Supreme Court Skips Amendment 4, Keeps Catch-22

The U.S. Supreme Court last week declined to hear a case to stop President Bush’s domestic warrantless wiretapping, and let stand a 2-1 Appeals Court ruling that threw out the case on a technicality — a catch-22.x20 The ACLU brought the case on behalf of some journalists, scholars and lawyers, who claim that the specter of the government listening in has impaired their communication with overseas sources and clients. In 2006, U.S. District Judge Anna Diggs Taylor ruled in their favor and ordered the wiretapping program stopped:x21

The Government appears to argue here that, … particularly because the President is designated Commander in Chief of the Army and Navy, he has been granted the inherent power to violate not only the laws of the Congress but the First and Fourth Amendments of the Constitution, itself. We must first note that the Office of the Chief Executive has itself been created, with its powers, by the Constitution. There are no hereditary Kings in America and no powers not created by the Constitution. …

A catch-22 is a bureaucratic double-bind. The term comes from the title of a novel.x22 In Catch-22, the character Orr is a bomber pilot based in Italy during World War II. Orr is believed to be crazy. The rulebook says that a crazy person does not have to fly bombing missions. So Orr could ask not to fly. But, Catch-22 says that asking not to fly shows concern for one’s own safety, which is proof of sanity. So …

Orr would be crazy to fly more missions and sane if he didn’t, but if he was sane he had to fly them. If he flew them he was crazy and didn’t have to; but if he didn’t want to he was sane and had to.

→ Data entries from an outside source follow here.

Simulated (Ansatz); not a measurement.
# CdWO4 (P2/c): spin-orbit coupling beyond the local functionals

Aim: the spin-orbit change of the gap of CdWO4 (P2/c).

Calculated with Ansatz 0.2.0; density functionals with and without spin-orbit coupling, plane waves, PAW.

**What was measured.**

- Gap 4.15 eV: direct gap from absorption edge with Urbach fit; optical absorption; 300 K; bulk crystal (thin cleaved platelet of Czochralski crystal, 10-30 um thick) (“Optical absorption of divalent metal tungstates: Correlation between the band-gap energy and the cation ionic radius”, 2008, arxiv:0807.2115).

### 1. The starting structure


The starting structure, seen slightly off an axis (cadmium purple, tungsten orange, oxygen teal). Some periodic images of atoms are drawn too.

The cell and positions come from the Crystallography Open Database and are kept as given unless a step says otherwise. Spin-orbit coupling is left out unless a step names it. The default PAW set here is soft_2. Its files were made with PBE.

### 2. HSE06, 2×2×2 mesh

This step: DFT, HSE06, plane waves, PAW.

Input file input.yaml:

The U.S. courts reason similarly: U.S. persons are being wiretapped without a warrant by the government. The Fourth Amendment says that a person cannot be wiretapped without a warrant. So persons can sue and stop the government from wiretapping them. But, Catch-22 says that only persons who can prove they are wiretapped can sue — yet a person cannot prove that, because the government keeps any such wiretap lists secret. So … If wiretapped persons sue to stop the wiretapping, they must prove they’re on a secret wiretap list, but they can’t prove it. If wiretapped persons don’t sue, then the government keeps wiretapping them.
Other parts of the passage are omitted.